Author Wylie has constructed a guide to the Book of Revelation in the Bible, supporting its standing as God's word. The book's creator, John, transcribed his prophesies while imprisoned by Roman rulers. John was certainly acquainted with the role of Jesus as Christ, though he claims no apostolic or other direct role with Jesus. The book would have been written, Wylie asserts, during the reign of Domitian, whose mistreatment of Christians was widespread. This harsh intolerance and John's love of God evoked his message, not as a "dark" prediction but as a logical assumption from what was readily observable around him.
Though John's prophecies have yet to be fulfilled, refusing to believe them as written is perilous, Wylie feels, as he explores John's book in scrupulous detail. As an example, when John predicts an apocalyptic messenger who "poured out his vial upon the sun," Wylie theorizes that the warmth so generated could come from "atomic fighting" or "drained ozone in the environment," two clearly modern phenomena. Overall, Wylie envisions a struggle between good and evil and the triumph of "the Lord's grandness," as predicted in John's book.

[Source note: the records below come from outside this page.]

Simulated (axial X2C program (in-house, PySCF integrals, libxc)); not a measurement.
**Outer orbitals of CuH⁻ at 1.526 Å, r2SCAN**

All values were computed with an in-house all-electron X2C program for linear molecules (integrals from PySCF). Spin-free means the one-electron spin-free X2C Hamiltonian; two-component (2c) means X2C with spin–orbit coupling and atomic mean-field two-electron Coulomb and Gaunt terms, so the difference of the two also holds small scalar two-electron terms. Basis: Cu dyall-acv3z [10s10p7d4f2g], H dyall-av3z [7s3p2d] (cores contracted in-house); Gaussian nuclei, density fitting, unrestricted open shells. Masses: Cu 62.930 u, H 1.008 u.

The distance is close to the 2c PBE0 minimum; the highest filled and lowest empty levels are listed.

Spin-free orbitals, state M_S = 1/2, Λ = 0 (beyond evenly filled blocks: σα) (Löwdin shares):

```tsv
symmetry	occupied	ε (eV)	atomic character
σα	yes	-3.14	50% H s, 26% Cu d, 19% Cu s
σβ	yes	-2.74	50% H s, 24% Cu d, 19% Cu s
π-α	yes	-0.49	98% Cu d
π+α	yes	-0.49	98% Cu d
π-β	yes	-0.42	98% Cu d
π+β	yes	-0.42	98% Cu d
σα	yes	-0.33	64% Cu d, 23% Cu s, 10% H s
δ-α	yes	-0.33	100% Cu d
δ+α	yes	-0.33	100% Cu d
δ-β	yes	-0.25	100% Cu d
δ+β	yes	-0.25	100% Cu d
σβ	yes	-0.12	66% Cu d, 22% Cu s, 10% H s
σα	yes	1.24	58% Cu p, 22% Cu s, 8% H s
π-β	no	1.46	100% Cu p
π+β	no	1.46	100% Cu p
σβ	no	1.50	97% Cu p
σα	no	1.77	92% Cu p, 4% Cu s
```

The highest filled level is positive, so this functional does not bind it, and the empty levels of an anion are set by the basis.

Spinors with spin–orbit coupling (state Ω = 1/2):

Wylie has been fascinated by the Book of Revelation since he was a student preparing for a role as a minister and educator. His text elucidates the work's deeper meanings and follows its narration with almost line-by-line quotations, along with references from other portions of the Bible. He is convinced that Revelation provides a means of helping Christians understand God's plan for humanity and the individual's place in that grand structure. Wylie also draws on noted scholarly sources and provides a useful bibliography. These contributions, combined with his lively observations, are offered with the admirable purpose of enlightening readers in their own private or church-based group study of Revelation's original, unchanging purpose.